There are an increasing number of people who are working but can't make ends meet and lining up in soup kitchen.
There are 8.9 million people in non-full time employment who are struggling to make ends meet despite working. They make up 13.9% or 1 in 7 working people.
Many of the non-full time employees are financially poor such that they can't afford to get married. Therefore, the majority are actually unmarried. In other words, they are unable to marry or have and raise children due to financial difficulties. They are called the 'underclass' in the sense that they are fundamentally different from the working class of the past.
According to Professor Hashimoto's research, the average annual income of the underclass under 59 years old was 2.16 million yen, less than half the average annual income of 4.86 million yen for regular employees.
https://newsdig.tbs.co.jp/articles/-/2438322?display=1

9 Comments
In other words, it’s not just about unemployment. Many who are working are not able to make ends meet.

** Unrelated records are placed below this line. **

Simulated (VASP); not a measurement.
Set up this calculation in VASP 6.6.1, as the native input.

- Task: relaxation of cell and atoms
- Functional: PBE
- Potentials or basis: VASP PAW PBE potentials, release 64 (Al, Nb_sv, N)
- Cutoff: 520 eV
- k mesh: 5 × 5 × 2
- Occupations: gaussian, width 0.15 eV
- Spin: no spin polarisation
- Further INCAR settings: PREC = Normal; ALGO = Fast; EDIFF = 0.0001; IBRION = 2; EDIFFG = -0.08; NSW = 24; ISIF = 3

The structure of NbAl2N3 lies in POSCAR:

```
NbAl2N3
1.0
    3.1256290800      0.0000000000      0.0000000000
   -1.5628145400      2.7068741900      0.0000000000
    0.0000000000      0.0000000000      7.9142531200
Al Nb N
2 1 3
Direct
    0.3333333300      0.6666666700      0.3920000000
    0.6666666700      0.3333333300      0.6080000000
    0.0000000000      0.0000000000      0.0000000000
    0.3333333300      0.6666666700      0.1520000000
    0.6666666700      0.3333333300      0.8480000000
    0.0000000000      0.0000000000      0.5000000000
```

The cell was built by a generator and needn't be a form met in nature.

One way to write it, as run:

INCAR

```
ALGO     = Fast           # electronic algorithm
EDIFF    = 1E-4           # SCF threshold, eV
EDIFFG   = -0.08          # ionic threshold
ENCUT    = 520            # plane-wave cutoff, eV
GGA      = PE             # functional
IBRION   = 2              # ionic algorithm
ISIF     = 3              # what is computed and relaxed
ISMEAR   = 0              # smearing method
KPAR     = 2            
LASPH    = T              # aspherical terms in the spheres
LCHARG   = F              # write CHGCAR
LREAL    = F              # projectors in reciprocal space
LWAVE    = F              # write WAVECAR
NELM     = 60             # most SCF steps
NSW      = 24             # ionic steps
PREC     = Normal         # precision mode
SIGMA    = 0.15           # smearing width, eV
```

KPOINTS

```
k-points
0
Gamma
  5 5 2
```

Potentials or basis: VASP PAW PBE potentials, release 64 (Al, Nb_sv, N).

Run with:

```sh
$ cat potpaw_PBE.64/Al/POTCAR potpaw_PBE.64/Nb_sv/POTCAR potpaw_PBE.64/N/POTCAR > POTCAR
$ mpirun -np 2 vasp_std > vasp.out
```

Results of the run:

Voting LDP again will fix that. Probably
It’s a shame that so many people cannot see the link between the poor state of the economy and those in charge. The fact that the LDP is still a viable political party after single-handedly destroying Japan since the 1990s is beyond me. Japan needs political change, and better yesterday than tomorrow.
While many Japanese people want to work long hours as regular employees, companies still complain about labor shortages and prefer to hire low-wage foreign workers in non-regular positions to keep labor costs down.
Japan’s working population continues to reach record highs, and real wages are declining due to an oversupply of labor. Nevertheless, corporations and the media keep insisting on a ‘labor shortage’ to justify importing cheap foreign labor.
>unable to marry
You don’t need to throw a expensive ceremony, just file the papers if you want to be married, ez pz
I mean, from what I see (not a specialist in any way), Japanese economy has been built on a lean razor edge, providing essential services at a low cost that was only possible due to some precarious stability.
But now that it’s taking a hit, everything is slowly collapsing. Businesses that should never have been sustainable in the first place are drowning, people that were living off baito systems cannot survive, the majority of households are struggling.
Things were already on unstable equilibrium decades ago, now came the perturbation.
Now the question is, can this be salvaged? Is there any economical power or resource that can actually stabilize the situation somewhere? Or is it just going to be a landslide until another country comes in to buy everything?
“I’ll work, work, work, work, work, but I’ll still be poor.”
I don’t understand how having more kids in a society that is unable to provide adequate jobs for its current population is feasible. Japan supposedly needs more people to work, but a lot of the jobs have slave like conditions. So they import workers for these menial jobs. Maybe they want Japan to be like other Asian countries where regular people are desperate to leave the country due to low income and poor working conditions.
So now they’ll vote even harder for the exact policies that have caused this.